# Evidence Lower Bound (ELBO)

An even more general perspective on the EM algorithm is to consider the evidence lower bound (ELBO). It also sometimes refered to as the variational lower bound. 

The evidence refers to the 'model evidence' in a Bayesian setting - it allows different models to be compared without the use of hold-out data. 

The ELBO is also a demonstration of a variation framework in which a distribution is introduced over the latent variables which is subsequently optimized with respect to the distribution using the calculus of variations. 

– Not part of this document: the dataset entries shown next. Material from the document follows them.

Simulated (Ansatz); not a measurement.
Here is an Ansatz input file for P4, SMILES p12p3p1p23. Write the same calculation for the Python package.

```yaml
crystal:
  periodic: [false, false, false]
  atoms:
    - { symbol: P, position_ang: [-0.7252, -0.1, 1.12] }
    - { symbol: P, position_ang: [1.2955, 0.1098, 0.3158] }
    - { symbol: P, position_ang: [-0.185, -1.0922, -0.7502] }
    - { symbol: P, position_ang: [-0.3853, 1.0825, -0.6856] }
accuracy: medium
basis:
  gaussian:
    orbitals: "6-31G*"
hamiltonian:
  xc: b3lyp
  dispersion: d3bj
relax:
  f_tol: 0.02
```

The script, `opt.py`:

Again the goal is to maximize the log likelihood of the data:

\begin{equation}
p(X|\theta) = \sum_{Z} p(X, Z|\theta)
\end{equation}

Assuming $z$ is a discrete latent variable. This is valid for continuous latent variables with replacement of the summation with an integral. 

Suppose that direct optimization of $p(X|\theta)$ is difficult but that optimization of the complete-data likelihood $p(X, Z|\theta)$ is much easier. Introducing a distribution $q(Z)$ over the latent variables, the log likelihood can be decomposed into:

\begin{equation}
\ln p(X|\theta) = \mathcal{L}(q, \theta) + KL(q||p)
\end{equation}

where 

\begin{equation}
\mathcal{L}(q, \theta) = \sum_{Z} q(Z) \ln \left( \frac{p(X, Z|\theta)}{q(Z)} \right)
\end{equation}

and 

\begin{equation}
KL(q||p) = - \sum_{Z} q(Z) \ln \left( \frac{p(Z|X, \theta)}{q(Z)} \right)
\end{equation}

is the Kullback-Leibler divergence between the variational distribution $q(Z)$ and the posterior of the latent variables $p(Z|X, \theta)$. 

To verify this decompositon, the product rule gives:

\begin{equation}
p(X, Z|\theta) = p(Z|X, \theta) p(X|\theta)
\end{equation}

and so 

\begin {equation}
\ln p(X, Z|\theta) = \ln p(Z|X, \theta) + \ln p(X|\theta)
\end{equation}

Substituting this into the expression for $\mathcal{L}(q, \theta)$ and noting that $\sum_{Z} q(Z) = 1$ verifies the decomposition. 

Recall the the KL divergence satisifies $KL(q||p) \geq 0$ with $KL(q||p) = 0$ if and only if $q(Z) = p(Z|X, \theta)$. It follows then that $\mathcal{L}(q, \theta) \leq \ln p(X|\theta)$ so that $\mathcal{L}(q, \theta)$ provides a lower bound to the log likelihood.

![ELBO](./figures/ELBO.png)

This decompostion can be used to derive the EM algorithm and verify that it does maximize the log likelihood. The current value of the parameter vector is $\theta^{old}$. In the E-step, the lower bound is maximized with respect to $q(Z)$ while holding $\theta^{old}$ fixed. As $\ln p(X| \theta^{old})$ does not depend on $q(Z)$, the largest value of $\mathcal{L}(q, \theta^{old})$ is obtained when $KL(q||p) = 0$, which occurs when $q(Z) = p(Z|X, \theta^{old})$. In this case, the lower bound will equal the log likelihood. 

In the M-step, the distribution $q(Z)$ is held fixed and the lower bound is maximized with respect to $theta$ to provide some new parameter values $\theta^{new}$. This will cause the lower bound to increase, unless it is already at a maximum.